Sunday, June 1, 2014

New Mexico: Haunted KiMo Theatre

KiMo Theatre
The KiMo Theatre is located in downtown Albuquerque on Central Avenue. This street is the original Route 66 that went from east to west through my hometown. 

The KiMo, like many theatres, has a superstitious practice that is observed. This practice is to appease one ghost that resides in the building.

The KiMo was constructed in 1927, and is known for its unique Art Deco and Pueblo-style architecture. 

A statewide contest was held to name the new theatre and the winning name KiMo was submitted by the Governor of Isleta Pueblo, Pablo Aberta--who won 50 dollars for his entry.

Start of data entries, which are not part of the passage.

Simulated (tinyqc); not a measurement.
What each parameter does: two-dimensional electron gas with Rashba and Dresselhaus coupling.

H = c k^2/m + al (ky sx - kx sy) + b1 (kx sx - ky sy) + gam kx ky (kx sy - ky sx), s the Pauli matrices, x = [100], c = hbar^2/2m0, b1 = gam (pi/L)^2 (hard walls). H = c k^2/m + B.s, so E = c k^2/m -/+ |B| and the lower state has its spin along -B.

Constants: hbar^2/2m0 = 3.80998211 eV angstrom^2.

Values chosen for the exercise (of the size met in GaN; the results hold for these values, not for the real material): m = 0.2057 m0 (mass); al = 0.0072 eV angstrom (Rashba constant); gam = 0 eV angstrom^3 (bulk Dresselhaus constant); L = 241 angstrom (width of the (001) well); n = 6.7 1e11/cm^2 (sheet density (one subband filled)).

The word KiMo translated means “Mountain Lion” in the Tewa language. This word is also loosely translated to mean “king of its kind.”

This is a good description for this original movie house’s architecture, haunting and superstition are truly “one of a kind.”

Bobby Darnall
For decades the KiMo has housed the spirit of a restless child. In August of 1951 a 6-year-old boy, Robert “Bobby” Darnall was attending a screening of an Abbott and Costello movie at the KiMo with his parents.

Bobby was sitting in the balcony with friends when something on the screen frightened him. He ran down the stairwell just as a water heater or boiler in the basement under the lobby’s food concession counter exploded.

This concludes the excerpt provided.